When Phoolan Devi and her gang were busy in the early 1980s kidnapping rich landlords, raiding villages and robbing lorry drivers on the roads of Madhya Pradesh, Uttar Pradesh and Rajasthan, she became a legend. She was supposed to be beautiful and fair, 6ft tall with blood-red hair. Phoolan Devi dolls, dressed in jungle khaki, were big sellers, and some worshipped her as an incarnation of Kali, the goddess of destruction. When the 24-year-old surrendered to police on 10 February 1983, before a gaping crowd of 7,000, many Indians were disappointed to find that the Bandit Queen was a squat, dark woman with a mean scowl, badly in need of a wash.

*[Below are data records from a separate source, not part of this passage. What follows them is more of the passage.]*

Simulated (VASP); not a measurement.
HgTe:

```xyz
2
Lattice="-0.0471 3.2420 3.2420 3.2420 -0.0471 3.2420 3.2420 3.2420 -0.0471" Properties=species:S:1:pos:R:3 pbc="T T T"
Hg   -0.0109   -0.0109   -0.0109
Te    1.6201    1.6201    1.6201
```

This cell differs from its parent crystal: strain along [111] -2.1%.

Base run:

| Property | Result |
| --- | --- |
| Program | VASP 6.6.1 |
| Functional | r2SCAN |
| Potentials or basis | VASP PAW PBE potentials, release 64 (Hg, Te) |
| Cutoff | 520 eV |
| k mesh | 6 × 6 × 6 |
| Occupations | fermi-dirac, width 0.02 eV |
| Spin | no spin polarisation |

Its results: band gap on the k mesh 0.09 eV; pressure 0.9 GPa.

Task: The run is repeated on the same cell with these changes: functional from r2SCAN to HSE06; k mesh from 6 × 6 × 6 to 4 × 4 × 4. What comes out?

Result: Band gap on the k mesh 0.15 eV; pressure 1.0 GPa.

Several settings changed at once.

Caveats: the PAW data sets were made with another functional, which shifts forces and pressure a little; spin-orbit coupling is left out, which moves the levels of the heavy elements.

Even though she faced 55 criminal charges, including murder, the authorities agreed to release her after 8 1/2 years. More than 10 years have passed, and it was only last week that the Chief Minister of Uttar Pradesh, Mulayam Singh Yadav, dropped all the charges against her. The Bandit Queen, he said, had suffered enough punishment. She will probably be free within a month.

Her original conditions for surrender were imaginative: she wanted to share the same prison cell as her male gang members, for the state to move her poor family (and their goat and cow) on to a new plot of land, and for her relatives to be given jobs as policemen. She also asked for permission to carry a gun once she left Delhi's Tihar jail. Many say that the Bandit Queen will need it.

Phoolan Devi said that on release she would like to spend her life as an ascetic, singing holy songs as she wanders the banks of the Chambal. But she is too feared, and revered, to be left alone. Her enemies are the state's powerful high-caste Thakurs, the landowners, who wish her dead. Phoolan Devi, who comes from the lowly Nishad caste of fishermen, was once captured and gang raped by dozens of Thakur villagers. She escaped and swore revenge. In February 1981, her gang allegedly returned to Behmai village and killed 22 Thakur men.

Phoolan Devi is dismissive of politicians, but her Robin Hood-like notoriety is a sure vote-puller among Uttar Pradesh's lower castes, who view her as a champion of the oppressed. Uttar Pradesh, India's most populous state, is controlled by a coalition of socialists and a party representing the outcaste Untouchables. For them she is a heroine, a wronged woman who dared to fight back against the ruling classes.

Several books and television documentaries have been made about Phoolan Devi; Bombay film offers abound, but her life is more sad than glamorous. From a poor family, she was married off at 11 to a sadist who traded her for a cow, beat her and abandoned her. She was kidnapped by bandits who were going to kill her but decided to keep her alive for sex and because she could cook. She survived longer than most male bandits of the Chambal ravines because she was clever and grew ruthless.

One of Phoolan Devi's jailers was quoted by The Pioneer as saying that, although illiterate, 'Phoolan is extremely intelligent . . . I am sure she will want to go abroad and will definitely join politics'. But the Bandit Queen may be a dangerous addition to India's volatile politics, already seething with religious and caste tensions.